City of Watertown adopts new policy for providing financial assistance to local groups

By Matt Bunke, Community Editor

The city of Watertown has adopted a new policy that it hopes will improve communication with local service groups and aid in the annual budgeting process when it comes to distributing money to those organizations.

The new policy will ask local service organizations to submit a request for funding prior to the budgeting process each year, so the city council can make decisions regarding how much money to include in the budget for each group. In previous years, there has been no formal request process, meaning that when the budget is prepared, estimated amounts are arbitrarily set aside for each organization. Frequently, this has resulted in the city not having adequate funds available for groups at the time of their requests.

Historically, the city of Watertown has not been in a position to provide recreational and cultural programming to the community due to limitations on staff and resources. However, the city has sought instead to work with local civic groups to address needs that exist in the community through contributions to organizations that provide programming for youth or adults, or arts and culture programming.
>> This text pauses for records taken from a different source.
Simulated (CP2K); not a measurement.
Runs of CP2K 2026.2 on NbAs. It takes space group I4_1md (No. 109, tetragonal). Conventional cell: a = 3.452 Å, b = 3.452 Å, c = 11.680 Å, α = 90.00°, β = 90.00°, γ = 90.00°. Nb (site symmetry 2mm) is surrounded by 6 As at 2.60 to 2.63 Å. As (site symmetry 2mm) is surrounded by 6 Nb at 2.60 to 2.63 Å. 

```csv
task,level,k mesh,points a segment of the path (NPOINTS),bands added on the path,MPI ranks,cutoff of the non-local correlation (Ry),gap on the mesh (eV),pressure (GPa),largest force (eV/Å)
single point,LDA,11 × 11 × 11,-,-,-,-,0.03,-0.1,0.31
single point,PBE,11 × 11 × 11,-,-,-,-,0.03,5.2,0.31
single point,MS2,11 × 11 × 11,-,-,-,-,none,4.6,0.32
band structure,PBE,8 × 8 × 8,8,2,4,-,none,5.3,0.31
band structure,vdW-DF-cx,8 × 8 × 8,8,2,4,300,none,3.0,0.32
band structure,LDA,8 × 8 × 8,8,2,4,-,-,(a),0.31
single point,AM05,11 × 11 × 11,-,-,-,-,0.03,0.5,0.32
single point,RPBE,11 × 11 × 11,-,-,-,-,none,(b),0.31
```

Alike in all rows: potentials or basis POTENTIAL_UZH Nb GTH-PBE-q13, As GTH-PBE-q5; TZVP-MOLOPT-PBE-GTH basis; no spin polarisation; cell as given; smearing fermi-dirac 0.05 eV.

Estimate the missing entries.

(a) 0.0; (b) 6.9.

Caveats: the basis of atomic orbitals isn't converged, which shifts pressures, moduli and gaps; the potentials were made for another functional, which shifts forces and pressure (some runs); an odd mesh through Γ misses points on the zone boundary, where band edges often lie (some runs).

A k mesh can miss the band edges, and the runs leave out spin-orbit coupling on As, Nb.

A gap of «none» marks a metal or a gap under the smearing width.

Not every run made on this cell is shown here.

The new Request For Proposals process, which was approved by the city council at its June 12 meeting, will take effect for the 2013 budget. Groups in Watertown are asked to submit a proposal for their funding needs prior to Aug. 1, and all funds will be dispersed to groups after Jan. 1. The city will no longer accept requests mid-year.

The city hopes the Request For Proposals process creates clearer two-way communication between the city and various groups, formalizes the previously informal relationship with these groups, and helps provide better programming by better understanding the needs of each group. The new program also builds in a degree of accountability for groups that receive funds, since they will be required to report on the success of their project after its completion.

The need for a formal request process was on display during last week’s council meeting, when the council addressed two separate requests – one from Watertown-Mayer Community Education, and one from the Watertown Area Historical Society.

Community Education requested $1,500 to aid with its summer programming, but the city had included only $500 in its 2012 budget for Community Education. The issue was easily solved when the Historical Society’s request for its upcoming Rails to Trails exhibit came in $1,000 under what was budgeted for the organization. However, such an easy solution is not always available.

Interested non-profit groups should have a history of serving the Watertown community. Submittals should include a description of the proposed event, estimated costs, and a proposed city contribution.